BTW, in the nineties, I had a friend who was a doctoral student at Syracuse. The years are wrong for that to have been your father. If your father was getting his doctorate in computer science, he may have been one of the pioneers at Syracuse on Bitnet. Perhaps I should be talking old time with your father? If he was getting his doctorate in something else other than education or psychology, I probably didn't know him if he stayed on at Syracuse after getting his paper. In any event, Syracuse fixes in my mind as the great center for research in autism.

You really should read "The Fun They Had" to understand the difference between the PLATO system and the "online education" that I was predicting in the mid-nineties.
I've recently read The Fun They Had to my students, you should have invented Blackboard or Moodle and you could have been a millionaire.
Nancy,

I wish I had invented Blackboard or Moodle. I still don't know what Moddle is --- I hear the word flashed around on here a lot. Blackboard is nice. I used that when I took online classes with Cal State to get my online teaching and learning certificate a few years back.

In any event, instead, I've "invented" a website that provides resources for teachers. Much of what I have is still focused on printables, and the popularity of those pages indicates that there is still a great need for teachers to print what they can use. I've done a few flash videos and games/quizzes, and they are also popular. But, I'm not a programmer so I can't make or even update the really good stuff that is needed especially for elementary classes. I'm pretty much homebound, and rural, so finding a business for Brenda won't be easy.

You are right that it is my past experiences that picture Indigo with the face of a particularly obnoxious techie who caused me all sorts of problems. I have seen some truly awful examples of admins, along with a few good ones. But, when someone starts out dictating what teachers should have to make do with, I come out swinging.

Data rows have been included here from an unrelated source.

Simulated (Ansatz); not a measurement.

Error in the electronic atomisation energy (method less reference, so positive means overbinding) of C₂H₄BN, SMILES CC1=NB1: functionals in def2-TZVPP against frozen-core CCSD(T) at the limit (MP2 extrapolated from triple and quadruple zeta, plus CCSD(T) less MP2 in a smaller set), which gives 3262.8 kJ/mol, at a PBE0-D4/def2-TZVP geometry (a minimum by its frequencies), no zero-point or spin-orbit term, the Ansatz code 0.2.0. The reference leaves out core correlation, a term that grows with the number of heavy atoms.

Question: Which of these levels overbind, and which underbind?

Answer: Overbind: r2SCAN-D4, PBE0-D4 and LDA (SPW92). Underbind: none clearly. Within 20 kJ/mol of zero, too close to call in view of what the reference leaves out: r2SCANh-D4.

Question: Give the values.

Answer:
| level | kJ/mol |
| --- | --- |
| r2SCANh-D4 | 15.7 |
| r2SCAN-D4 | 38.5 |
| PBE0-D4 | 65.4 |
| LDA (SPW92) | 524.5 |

BTW, if you know of Internet sites that can provide similar to the Sims games, please let me know. Then I will get off the Sims kick. I've got a webquest that I made a few years ago that I updated and want to extend across the grades. I'll put up other discussions for those quesitons.
Hi Anne, Just wanted to let you know that Blackboard and Moodle are similar. They both allow teachers to set up a "course" and students can interact with the material in that "course." Blackboard costs and Moodle is free. It seems to me that more colleges use Blackboard while more K-12 schools use Moodle, although I have no stats to back this up. It's just my impression of what the schools in our area use. You can find out more about Moodle at moodle.org.
Thanks, Julie,

I'll look up the information, and if appropriate, hang it on my website for teachers. I know Blackboard is costly.